[Colloq] Hiring talk by Ariel Rabkin, March 11, 10:30-11:45, 366 WVH

Tue Mar 4 12:54:22 EST 2014

Hiring talk by Ariel Rabkin, March 11, 10:30-11:45, 366 WVH.

Host: Amal Ahmed

----

Growing up: How Big Data processing can cope with limited bandwidth and complex code

ABSTRACT:

We are now entering an era in which organizations collect and process
unprecedented data volumes. This "big data" is handled using
large-scale distributed systems of unprecedented scale.  My work
addresses problems in effectively deploying and managing these
systems.  In this talk, I will focus on two parts of my research.
First, I describe my work building wide-area data collection and
analytics pipelines to cope with large and variable bandwidth demands.
Second, I describe my work on better configuration management for the
increasingly complex software seen in these environments.

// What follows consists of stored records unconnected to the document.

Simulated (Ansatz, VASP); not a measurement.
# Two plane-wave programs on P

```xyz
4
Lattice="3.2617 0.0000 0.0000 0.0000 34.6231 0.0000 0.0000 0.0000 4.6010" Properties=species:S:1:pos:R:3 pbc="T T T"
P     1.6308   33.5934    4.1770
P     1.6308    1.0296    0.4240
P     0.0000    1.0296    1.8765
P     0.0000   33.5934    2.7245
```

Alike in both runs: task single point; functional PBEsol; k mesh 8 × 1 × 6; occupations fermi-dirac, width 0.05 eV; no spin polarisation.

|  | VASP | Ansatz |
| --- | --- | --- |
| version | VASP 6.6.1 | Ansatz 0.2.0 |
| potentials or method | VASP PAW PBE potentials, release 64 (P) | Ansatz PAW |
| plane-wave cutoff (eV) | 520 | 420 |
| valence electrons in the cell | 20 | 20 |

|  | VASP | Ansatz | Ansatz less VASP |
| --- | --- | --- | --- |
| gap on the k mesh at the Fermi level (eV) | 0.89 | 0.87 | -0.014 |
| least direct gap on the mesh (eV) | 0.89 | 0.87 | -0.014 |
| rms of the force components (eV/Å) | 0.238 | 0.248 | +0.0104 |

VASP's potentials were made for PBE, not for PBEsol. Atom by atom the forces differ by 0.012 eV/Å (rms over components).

In wide area contexts, available bandwidth can vary over time. Current
analytics systems require users to specify in advance the data to be
collected. As a consequence, systems are provisioned for the worst
case, which is costly and inflexible. We are building a distributed
analytics system, JetStream, designed for the wide area. JetStream
lets users specify explicit policy for how the system should respond
to varying data volumes and bandwidth availability. As a result, the
system can make optimal use of available resources at each point in
time.

As data grows, so does the complexity of the software used to manage
it. Modern software stacks are increasingly complex and
correspondingly difficult to configure. Users and administrators are
left resorting to trial and error or internet searching when
difficulties arise. My research in this area tames system
configuration by applying static analysis. Analysis can determine the
dependencies between configuration options and error messages. As a
result, system failures can be quickly traced to a small set of
potentially responsible options. Users thus get immediate feedback on
how to resolve configuration errors.

BIO:

Ariel Rabkin is interested in techniques for building and debugging
complex software systems. He is currently a postdoctoral researcher at
Princeton University, working with Michael Freedman and Vivek Pai. He
received his PhD in Computer Science from UC Berkeley in May 2012,
where he was advised by Randy Katz.  He previously attended Cornell
University (AB 2006, MEng 2007). He is a contributor to several open
source projects, including Hadoop, the Chukwa log collection
framework, and the JChord program analysis toolset.